Let me paint you a short picture of how I started my day today;
I woke up without an alarm like I had for most of the past years and meditated, later I walked over to my favorite coffee shop around the corner and spent the next couple of hours reading my book while watching the city come to life.
Today turned out to be the 100 year anniversary of Turkey’s independence so I got to see all the shops around Istanbul start their day by placing big flags outside their shops in celebration. As the day progresses I see people everywhere gathering together and wearing their team’s Jerseys as Istanbul is playing in the SuperLig today!
There’s a sense of happiness in the air and I get to be a part of it.
Moments like these have basically been a large part of my life for the past 3 years, I start my day usually the same way every day but the location has always changed. It may be in the Mountains of Nepal or the Desert of Tunisia, but every single day there’s something new that might surprise me!
Had I chosen a different path in life (by not dropping out of college) I would have graduated out of engineering this month and start working a 9-5 (or even 8-6). I would have had to live in a polluted Indian metropolitan city, be surrounded by people under immense stress and killing myself running the rat race. (check out the podcast below to hear more of my story)

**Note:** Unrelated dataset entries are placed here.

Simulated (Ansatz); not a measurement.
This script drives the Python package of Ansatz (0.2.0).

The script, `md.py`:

Instead, I spent the last 3 years living in over 20 different countries and I did it all with an Indian Passport?
What’s The Big Deal?
Well, the main reason I started writing this article was because of the sheer number of questions I get when it comes to being an “Indian Digital Nomad”
How do you deal with Visas as Indian?
How can you travel with an Indian Passport?
How can I become an Indian Digital Nomad?
This article will be the summation of all the emails I’ve ever replied to on this topic, so don’t ask me “How to travel the world with an Indian Passport” again because this article is the answer.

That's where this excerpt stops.